The most basic signal processing functions are those that involve simple signal arithmetic: point-by-point addition, subtraction, multiplication, or division of two signals or of one signal and a constant. Despite their mathematical simplicity, these functions can be very useful. For example, in the left part of Figure 1 (Window 1) the top curve is the optical absorption spectrum of an extract of a sample of oil shale, a kind of rock that is is a source of petroleum.

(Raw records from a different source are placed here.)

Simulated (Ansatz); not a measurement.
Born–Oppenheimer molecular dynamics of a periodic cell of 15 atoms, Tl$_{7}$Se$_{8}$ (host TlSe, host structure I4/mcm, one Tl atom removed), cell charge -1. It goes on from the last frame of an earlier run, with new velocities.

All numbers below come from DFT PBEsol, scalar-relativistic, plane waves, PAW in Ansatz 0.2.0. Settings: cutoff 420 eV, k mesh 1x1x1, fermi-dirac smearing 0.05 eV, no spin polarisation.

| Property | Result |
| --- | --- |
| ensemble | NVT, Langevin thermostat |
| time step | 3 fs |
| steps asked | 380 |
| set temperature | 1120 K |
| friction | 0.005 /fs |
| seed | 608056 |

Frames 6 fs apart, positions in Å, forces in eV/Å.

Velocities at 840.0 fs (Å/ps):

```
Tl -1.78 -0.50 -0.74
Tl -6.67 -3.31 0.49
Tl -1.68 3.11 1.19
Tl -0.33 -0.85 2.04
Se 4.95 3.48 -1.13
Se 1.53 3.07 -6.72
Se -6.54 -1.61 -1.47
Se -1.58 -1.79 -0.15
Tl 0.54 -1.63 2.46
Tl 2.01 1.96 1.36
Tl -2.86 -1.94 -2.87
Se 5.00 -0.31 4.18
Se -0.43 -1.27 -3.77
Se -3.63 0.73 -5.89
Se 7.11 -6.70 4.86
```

*Figure 1. A simple point-by-point subtraction of two signals
allows the background (bottom curve on the left) to be
subtracted from a complex sample (top curve on the left),
resulting in a clearer picture of what is really in the sample
(right). (X-axis = wavelength in nm; Y-axis = absorbance).*

This optical spectrum exhibits two
absorption bands, at about 515 nm and 550 nm, that are due to a
class of molecular fossils of chlorophyll called *porphyrins.*
(Porphyrins are used as geomarkers in oil exploration). These
bands are superimposed on a background absorption caused by the
extracting solvents and by non-porphyrin compounds extracted from
the shale. The bottom curve is the spectrum of an extract of a
non-porphyrin-bearing shale, showing only the background
absorption. To obtain the spectrum of the shale extract without
the background, the background (bottom curve) is simply subtracted
from the sample spectrum (top curve). The difference is shown in
the right in Window 2 (note the change in Y-axis scale). In this
case the removal of the background is not perfect, because the
background spectrum is measured on a separate shale sample.
However, it works well enough that the two bands are now seen more
clearly and it is easier to measure precisely their absorbances
and wavelengths. (Thanks to Prof. David Freeman for the spectra of
oil shale extracts).

In this example and the one below, the assumption is being made that the two signals in Window 1 have the same x-axis values, that is, that both spectra are digitized at the same set of wavelengths. Strictly speaking this operation would not be valid if two spectra were digitized over different wavelength ranges or with different intervals between adjacent points. The x-axis values must match up point for point. In practice, this is very often the case with data sets acquired within one experiment on one instrument, but the experimenter must take care if the instruments settings are changed or if data from two experiments or two instrument are combined. (Note: It is possible to use the mathematical technique of interpolation to change the number of points or the x-axis intervals of signals; the results are only approximate but often close enough in practice).

Sometimes one needs to know whether two signals have the same shape, for example in comparing the signal of an unknown to a stored reference signal. Most likely the amplitudes of the two signals, will be different. Therefore a direct overlay or subtraction of the two signals will not be useful. One possibility is to compute the point-by-point ratio of the two signals; if they have the same shape, the ratio will be a constant. For example, examine Figure 2.

*Figure 2. Do the two **signals on the left have the
same shape? They certainly do not look the same, but that may
simply be due to that fact that one is much weaker that the
other. The ratio of the two **signals, shown in the right
part (Window 2), is relatively constant from 300 to 440 nm, with
a value of 10 +/- 0.2. This means that the shape of these two
signals is very nearly identical over this x-axis range.*

The left part (Window 1) shows two superimposed signals, one of
which is much weaker than the other. But do they have the same
shape? The ratio of the two signals, shown in the right part
(Window 2), is relatively constant from x=300 to 440, with a value
of 10 +/- 0.2. This means that the shape of these two signals is
the same, within about +/-2 %, over this x-axis range, and that
top curve is about 10 times more intense than the bottom one.
Above x=440 the ratio is not even approximately constant; this is
caused by *noise*, which is the subject of the next section.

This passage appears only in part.